Skip to main content

How to grow mint indoors with these 3 different methods

Whether you grow your mint from a full plant or cuttings, here's how to keep it healthy

Mint on windowsill
StockphotoVideo / Shutterstock

Mint is a phenomenal herb, useful for entrees, desserts, drinks, and even some home remedies. If you’re looking to add mint to your indoor kitchen garden, you may be wondering about the different methods you can use, and which one is right for you. Well, look no further! Let us show you how to grow mint indoors, and let us give you all the answers to all your minty fresh questions!

Mint growing in the sun
photosforyou / Pixabay

Basic mint care

Mint is a sturdy, hardy plant, and it is remarkably easy to care for. It is so hardy, in fact, that it has a habit of escaping gardens and growing where it shouldn’t! So, a primary part of mint care is keeping it in check and not allowing it to spread. However, this isn’t an issue for indoor mint unless you plan on using it in a combination planter (that is to say, planting it with other plants). In that case, you should usually be fine, but keep an eye on it to make sure it isn’t overtaking the other plants.

Mint loves rich soil, and it needs regular watering. Otherwise, it isn’t terribly picky. It will grow in shade, partial sun, and even full sun. Keep in mind that water evaporates faster in full sun, so your mint will need more frequent watering than it otherwise would.

A potted indoor mint plant
Eleanor Chen / Unsplash

1. Growing potted mint indoors in regular soil

Growing mint indoors in a pot is just as easy as growing it outdoors. Keep in mind that mint will spread, so plant it in a container that you want it to fill. If it’s sharing a container with other plants, you’ll want to keep an extra close eye on it. Watch the other plants and separate them from mint if they begin to wilt.
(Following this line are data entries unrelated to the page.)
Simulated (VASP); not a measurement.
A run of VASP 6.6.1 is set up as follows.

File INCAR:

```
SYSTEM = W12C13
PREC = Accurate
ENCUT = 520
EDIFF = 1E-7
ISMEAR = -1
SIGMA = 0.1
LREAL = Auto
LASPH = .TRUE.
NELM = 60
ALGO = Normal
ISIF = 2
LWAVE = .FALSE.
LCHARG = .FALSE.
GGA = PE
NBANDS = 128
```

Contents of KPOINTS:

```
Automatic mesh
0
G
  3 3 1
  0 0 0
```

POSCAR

A sunny window will do nicely for mint, but this plant will most likely do fine anywhere it’s getting a bit of light. On top of regularly watering your mint, make sure the potting soil you use is rich but drains well. Although mint plants like consistent moisture, they don’t do well with soggy soil, so drainage is important. Once your mint has put out a few stems that are several inches long, you can start harvesting the leaves for use.

When growing mint in containers, the plants may grow sideways rather than straight up. This isn’t much of a problem for the plants, but it can be a problem for you. Mint will grow roots from these sideways stems if they’re in contact with soil. While they won’t root into your shelf or countertop, they could root into a neighboring plant’s soil if the pots are close by.

Growing sprigs of mint leaves
Sorin Gheorghita / Unsplash

2. Growing mint hydroponically

Some plants struggle to get started when grown hydroponically, but mint is not one of them. Perhaps it isn’t too surprising, given how easy going mint is, but mint grows like a weed even in water.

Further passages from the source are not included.